I know this is an old post, but hear me out before you flame me. 

I have a good knowledge of suspension dynamics, and I have also live through the worst wheel bearing issues in my A4. My A4 used to eat wheel bearings for breakfast, and I decided to find out why. 

If you lower your car, or have generally worn shocks and springs, your car is going to sit lower, right? Well, when your car sits lower, you get some nasty negative camber in your wheels. This is why there are suspension adjustments built into vehicles by the manufacturer, usually aligning the wheels will solve this. But, there is a certain amount of fudge-factor when the shop aligns your tires.

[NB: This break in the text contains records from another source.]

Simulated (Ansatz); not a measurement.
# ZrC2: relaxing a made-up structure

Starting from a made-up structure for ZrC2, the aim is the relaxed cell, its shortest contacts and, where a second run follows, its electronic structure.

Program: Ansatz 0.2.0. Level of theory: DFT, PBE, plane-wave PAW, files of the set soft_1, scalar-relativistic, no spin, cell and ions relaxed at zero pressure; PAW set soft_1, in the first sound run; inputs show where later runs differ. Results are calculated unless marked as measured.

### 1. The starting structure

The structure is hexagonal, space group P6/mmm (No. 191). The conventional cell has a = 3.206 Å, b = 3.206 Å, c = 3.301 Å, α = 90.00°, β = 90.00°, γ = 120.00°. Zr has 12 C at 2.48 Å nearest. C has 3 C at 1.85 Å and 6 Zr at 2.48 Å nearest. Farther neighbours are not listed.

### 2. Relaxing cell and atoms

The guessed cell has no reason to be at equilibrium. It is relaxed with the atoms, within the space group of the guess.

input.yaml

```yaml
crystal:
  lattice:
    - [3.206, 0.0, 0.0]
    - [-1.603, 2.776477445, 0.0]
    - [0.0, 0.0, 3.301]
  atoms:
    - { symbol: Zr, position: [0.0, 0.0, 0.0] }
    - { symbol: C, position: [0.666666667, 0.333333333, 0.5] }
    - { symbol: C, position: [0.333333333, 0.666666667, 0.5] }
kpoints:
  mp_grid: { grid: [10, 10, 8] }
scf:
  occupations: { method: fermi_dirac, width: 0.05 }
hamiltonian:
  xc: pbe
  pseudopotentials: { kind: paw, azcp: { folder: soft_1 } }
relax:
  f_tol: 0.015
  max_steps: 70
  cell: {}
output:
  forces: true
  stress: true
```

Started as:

Now, think of negative camber. The tops of your wheels are closer to eachother than the bottoms, right? Now think of how your axle fits into the hub, and the bearing inside of that hub. The wheel, hub and bearing are all one piece, and the axle is supposed to be in line with the bearings axis of rotation. Now, when you have negative camber, the axis or rotation is slightly changed, the axle is now maybe 1-3 degrees off center. When you apply force to the axle to turn the wheel, you are actually putting shear-stresses on that bearing, because the axle is off of the center or rotation. If it were perfectly on center, the load force would be perpindicular to the bearings axis or rotation, which is what they are designed for. 

Wheel bearings were not designed nor can handle shear-stresses. Obviously they do handle some of those forces during driving, but if you have a constant negative camber it will cause premature wear on the bearing (not to mention your tires), causing it to fail.

I hope this helps, and people take this into consideration when lowering their car.